Are we also supposed to kfree() bitmaps here?

> +
> +	return 0;
> +}
> +
>  long kvm_arch_vm_ioctl(struct file *filp,
>  		       unsigned int ioctl, unsigned long arg)
>  {
> @@ -5381,6 +5506,12 @@ long kvm_arch_vm_ioctl(struct file *filp,
>  	case KVM_SET_PMU_EVENT_FILTER:
>  		r = kvm_vm_ioctl_set_pmu_event_filter(kvm, argp);
>  		break;
> +	case KVM_X86_ADD_MSR_ALLOWLIST:
> +		r = kvm_vm_ioctl_add_msr_allowlist(kvm, argp);
> +		break;
> +	case KVM_X86_CLEAR_MSR_ALLOWLIST:
> +		r = kvm_vm_ioctl_clear_msr_allowlist(kvm);
> +		break;
>  	default:
>  		r = -ENOTTY;
>  	}
> @@ -10086,6 +10217,8 @@ void kvm_arch_pre_destroy_vm(struct kvm *kvm)
>  
>  void kvm_arch_destroy_vm(struct kvm *kvm)
>  {
> +	int i;
> +
>  	if (current->mm == kvm->mm) {
>  		/*
>  		 * Free memory regions allocated on behalf of userspace,
> @@ -10102,6 +10235,8 @@ void kvm_arch_destroy_vm(struct kvm *kvm)
>  	}
>  	if (kvm_x86_ops.vm_destroy)
>  		kvm_x86_ops.vm_destroy(kvm);
> +	for (i = 0; i < kvm->arch.msr_allowlist_ranges_count; i++)
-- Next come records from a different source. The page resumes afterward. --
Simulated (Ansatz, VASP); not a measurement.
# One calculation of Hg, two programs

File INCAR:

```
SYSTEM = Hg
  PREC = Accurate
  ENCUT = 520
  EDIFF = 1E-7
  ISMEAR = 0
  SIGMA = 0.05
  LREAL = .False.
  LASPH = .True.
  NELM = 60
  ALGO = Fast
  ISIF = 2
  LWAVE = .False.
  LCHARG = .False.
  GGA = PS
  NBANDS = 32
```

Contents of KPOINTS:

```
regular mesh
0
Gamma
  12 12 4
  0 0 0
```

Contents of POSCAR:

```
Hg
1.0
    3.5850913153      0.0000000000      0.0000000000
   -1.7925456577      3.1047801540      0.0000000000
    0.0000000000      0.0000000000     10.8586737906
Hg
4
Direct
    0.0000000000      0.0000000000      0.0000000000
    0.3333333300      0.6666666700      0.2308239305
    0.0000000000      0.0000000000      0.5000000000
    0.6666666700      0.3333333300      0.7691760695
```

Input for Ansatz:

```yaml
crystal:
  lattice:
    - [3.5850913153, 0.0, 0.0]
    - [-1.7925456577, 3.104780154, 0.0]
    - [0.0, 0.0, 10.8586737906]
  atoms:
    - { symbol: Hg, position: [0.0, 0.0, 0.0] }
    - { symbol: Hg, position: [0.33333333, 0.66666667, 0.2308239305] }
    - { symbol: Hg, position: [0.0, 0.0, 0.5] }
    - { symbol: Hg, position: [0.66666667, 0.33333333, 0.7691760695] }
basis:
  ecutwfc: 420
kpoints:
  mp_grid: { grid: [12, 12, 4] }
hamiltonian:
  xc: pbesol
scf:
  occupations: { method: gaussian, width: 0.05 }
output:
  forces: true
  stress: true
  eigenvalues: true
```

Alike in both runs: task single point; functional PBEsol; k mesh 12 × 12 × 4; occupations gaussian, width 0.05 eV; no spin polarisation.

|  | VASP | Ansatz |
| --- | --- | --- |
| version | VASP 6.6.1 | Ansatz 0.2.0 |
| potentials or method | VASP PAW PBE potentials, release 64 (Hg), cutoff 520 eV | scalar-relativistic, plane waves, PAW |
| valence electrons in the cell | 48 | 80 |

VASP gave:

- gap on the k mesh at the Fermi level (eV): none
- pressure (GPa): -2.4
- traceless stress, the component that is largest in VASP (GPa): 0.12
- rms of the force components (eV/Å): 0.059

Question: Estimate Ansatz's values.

> +		kfree(kvm->arch.msr_allowlist_ranges[i].bitmap);
>  	kvm_pic_destroy(kvm);
>  	kvm_ioapic_destroy(kvm);
>  	kvm_free_vcpus(kvm);
> diff --git a/include/uapi/linux/kvm.h b/include/uapi/linux/kvm.h
> index 13fc7de1eb50..4d6bb06e0fb1 100644
> --- a/include/uapi/linux/kvm.h
> +++ b/include/uapi/linux/kvm.h
> @@ -1041,6 +1041,7 @@ struct kvm_ppc_resize_hpt {
>  #define KVM_CAP_HALT_POLL 182
>  #define KVM_CAP_ASYNC_PF_INT 183
>  #define KVM_CAP_X86_USER_SPACE_MSR 184
> +#define KVM_CAP_X86_MSR_ALLOWLIST 185
>  
>  #ifdef KVM_CAP_IRQ_ROUTING
>  
> @@ -1542,6 +1543,10 @@ struct kvm_pv_cmd {
>  /* Available with KVM_CAP_S390_PROTECTED */
>  #define KVM_S390_PV_COMMAND		_IOWR(KVMIO, 0xc5, struct kvm_pv_cmd)
>  
> +/* Available with KVM_CAP_X86_MSR_ALLOWLIST */
> +#define KVM_X86_ADD_MSR_ALLOWLIST	_IOW(KVMIO,  0xc6, struct kvm_msr_allowlist)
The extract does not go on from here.